A particle starting from the origin (0, 0) moves in a straight line in the (x, y) plane. Its coordinates at a later time are $\left(\sqrt{3}, 3\right)$. The path of the particle makes with the x-axis an angle of

• 30^o

• 45^o

• 60^o

• 0^o

A wheel has angular acceleration of 3.0 rad/s² and an initial angular speed of 2.00 rad/s. In a time of 2 s it has rotated through an angle (in radian) of

• 6

• 10

• 12

• 4

Under the influence of a uniform magnetic field a charged particle is moving in a circle of radius  R with constant speed v. The time period of the motion

• depends on v and not on R

• depends on both R and v

• is independent of both R and v

• depends on R and not on v

A car moves from X to Y with a uniform speed v_u and returns to Y with a uniform speed v_d The average speed for this round trip is

• $\frac{2 {\mathrm{\nu }}_{\mathrm{d} }{\mathrm{\nu }}_{\mathrm{u}}}{{\mathrm{\nu }}_{\mathrm{d}} + {\mathrm{\nu }}_{\mathrm{u}}}$

• $\sqrt{{\mathrm{v}}_{\mathrm{u} }{\mathrm{v}}_{\mathrm{d}}}$

• $\frac{{\mathrm{v}}_{\mathrm{d} }{\mathrm{v}}_{\mathrm{u}}}{{\mathrm{v}}_{\mathrm{d}} + {\mathrm{v}}_{\mathrm{u}}}$

• $\frac{{\mathrm{v}}_{\mathrm{u}} + {\mathrm{v}}_{\mathrm{d}}}{2}$

A block B is pushed momentarily along a horizontal surface with an initial velocity v. If µ is the coefficient of sliding friction between B and the surface, block B will come to rest after a time

• $\frac{\mathrm{\nu }}{\mathrm{g\mu }}$

• $\frac{\mathrm{g\mu }}{\mathrm{\nu }}$

• $\frac{\mathrm{g}}{\mathrm{\nu }}$

• $\frac{\mathrm{\nu }}{\mathrm{g}}$

Two satellites of earth, S₁ and S₂ are moving in the same orbit. The mass of S₁ is four times the mass of S₂. Which one of the following statements is true ?

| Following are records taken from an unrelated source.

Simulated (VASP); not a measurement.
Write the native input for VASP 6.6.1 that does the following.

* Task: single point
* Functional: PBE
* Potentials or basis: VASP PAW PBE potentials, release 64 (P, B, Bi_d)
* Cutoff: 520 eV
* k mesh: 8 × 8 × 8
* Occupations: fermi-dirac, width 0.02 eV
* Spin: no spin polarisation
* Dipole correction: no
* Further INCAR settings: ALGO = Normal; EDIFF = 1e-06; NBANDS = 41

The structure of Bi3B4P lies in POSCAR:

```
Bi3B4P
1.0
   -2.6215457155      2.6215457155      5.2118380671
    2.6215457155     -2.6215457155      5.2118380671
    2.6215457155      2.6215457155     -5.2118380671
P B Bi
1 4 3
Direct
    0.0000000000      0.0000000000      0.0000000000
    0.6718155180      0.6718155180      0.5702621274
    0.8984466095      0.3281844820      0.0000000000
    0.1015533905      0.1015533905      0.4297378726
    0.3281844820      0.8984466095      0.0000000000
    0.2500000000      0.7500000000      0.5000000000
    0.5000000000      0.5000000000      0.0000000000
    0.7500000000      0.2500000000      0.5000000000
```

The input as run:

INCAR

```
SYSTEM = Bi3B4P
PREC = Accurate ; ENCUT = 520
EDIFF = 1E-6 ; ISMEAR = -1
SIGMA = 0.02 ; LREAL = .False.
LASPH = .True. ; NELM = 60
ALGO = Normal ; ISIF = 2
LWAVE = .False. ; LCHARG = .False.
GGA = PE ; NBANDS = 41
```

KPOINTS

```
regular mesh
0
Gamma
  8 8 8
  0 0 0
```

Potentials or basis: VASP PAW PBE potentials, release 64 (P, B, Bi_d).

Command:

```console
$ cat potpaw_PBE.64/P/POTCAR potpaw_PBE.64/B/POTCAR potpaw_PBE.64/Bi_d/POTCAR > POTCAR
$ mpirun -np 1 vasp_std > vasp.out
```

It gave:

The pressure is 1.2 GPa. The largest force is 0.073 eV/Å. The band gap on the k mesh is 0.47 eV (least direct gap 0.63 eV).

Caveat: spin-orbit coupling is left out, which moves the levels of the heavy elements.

• The time period of S₁ is four times that of S₂

• The potential energies of earth and satellite in the two cases are equal

• S₁ and S₂ are moving with the same speed

• The kinetic energies of the two satellites are equal

A particle of mass 100 g is thrown vertically upwards with a speed of 5 m/s. The work done by the force of gravity during the time the particle goes up is

• -0.5 J

• -1.25 J

• 1.25 J

• 0.5 J

A mass of M kg is suspended by a weightless string. The horizontal force that is required to displace it until the string makes an angle of 45° with the initial vertical direction is

• $\mathrm{Mg} \left(\sqrt{2} + 1\right)$

• $\mathrm{Mg} \sqrt{2}$

• $\frac{\mathrm{Mg}}{\sqrt{2}}$

• $\mathrm{Mg} \left(\sqrt{2} -1\right)$

A force of $-\mathrm{F} \hat{\mathrm{k}}$ acts on O, the origin of the coordinate systems. The torque about the point (1, -1 ) is

• $\mathrm{F} \left(\hat{\mathrm{i}} - \hat{\mathrm{j}}\right)$

• $- \mathrm{F} \left(\hat{\mathrm{i}} + \hat{\mathrm{j}}\right)$

• $\mathrm{F} \left(\hat{\mathrm{i}} + \hat{\mathrm{j}} \right)$

• $-\mathrm{F} \left(\hat{\mathrm{i}} - \hat{\mathrm{j}}\right)$

Dimensions of resistance in an electrical circuit, in terms of dimension of mass M, of length L, of time T and of current I, would be

• [ M L² T^-3 I^-1]

• [M L² T^-1]

• [M L² T^-1 I^-1]

• [M L² T^-3 I^-2 ]